Ive recently been studying some interesting Norse concepts, and came across something rather interesting. Arguing, which would involve magick, called Flyting. And yelling with magick, known as Scolding. These are older ideas, and not commonly seen or used anymore, but I think its a curious thing none the less.

Its important to note how arguing and yelling and screaming can be related to magick. In Norse practices, breath is seen as a very divine and sacred thing. Norse magick as two main workings: Seidhr (more closely related to shamanism) and Galdr. Galdr is, essentially, verbal incantation. While most commonly Galdr involves the runes, it is (at its most basic level) singing and chanting spellwork. Singing became a huge part of a magickal practice in the Northern tradition. Volvas, who were seeresses, had special songs they would sing to get themselves into trances. Singing was done for invocations, banishing, summoning, protection, cursing, etc.

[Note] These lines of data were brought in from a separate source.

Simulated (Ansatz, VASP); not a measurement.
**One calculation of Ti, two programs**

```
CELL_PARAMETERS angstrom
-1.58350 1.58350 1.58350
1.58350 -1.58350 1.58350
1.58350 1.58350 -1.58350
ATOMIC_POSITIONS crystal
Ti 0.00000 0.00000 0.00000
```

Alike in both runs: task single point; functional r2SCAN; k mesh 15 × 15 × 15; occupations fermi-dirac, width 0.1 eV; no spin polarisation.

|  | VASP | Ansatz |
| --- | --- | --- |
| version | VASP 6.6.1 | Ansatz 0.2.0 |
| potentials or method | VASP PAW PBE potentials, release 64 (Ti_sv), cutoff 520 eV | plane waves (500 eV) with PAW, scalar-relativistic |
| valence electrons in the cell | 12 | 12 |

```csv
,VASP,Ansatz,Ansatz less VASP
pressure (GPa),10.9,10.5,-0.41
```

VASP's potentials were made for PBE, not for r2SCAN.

So. To tie arguing and yelling with magick:

Traditionally, flyting is an exchange of insults and retorts between two opposing parties. While arguing through poetic verses may not seem very magickal to some people, flyting was regarded the same as any other Norse ritual would be, and performed in similar manners. When two parties opposed each other, they would gather around (normally it is said to be in a hall of some sort where feasts are) and verbally assault each other, taking turns, and using poetic structures to build their arguments. During the arguments, each party would provoke the other by claiming the other party was cowardly, perverse, weak, and so on. The idea behind this stems from the Norse thought that each person has orlog which is a combination of a persons/families honor, luck, name and so on. And that within a community there is frith, a type of peaceful kinship, that connects everyone. While arguing, a person aims to skillfully and poetically bash the other persons orlog, frith and thus affect their wyrd, the magickal concept of fate, in a negative way. Galdr is used, mainly in the form of verbal Nids- or verbal curses- to string magick into the argument. While in the midst of arguing, the two parties may begin invocations, calling upon specific enties (which is its own subset of galdr known as gro-galdr) channeling or otherwise trying to upset the wights in order to provoke them into being angered at the other person, and send ill-will their way. Nids were not taken lightly in Norse tradition. Those types of curses were viewed as a heavy form of magick, and carried a lot of weight. A nid is seen as the ultimate insult and not used often unless in a serious circumstance. A person often channels their anger and such into the verbal magick of galdr, making a nid a very hateful thing.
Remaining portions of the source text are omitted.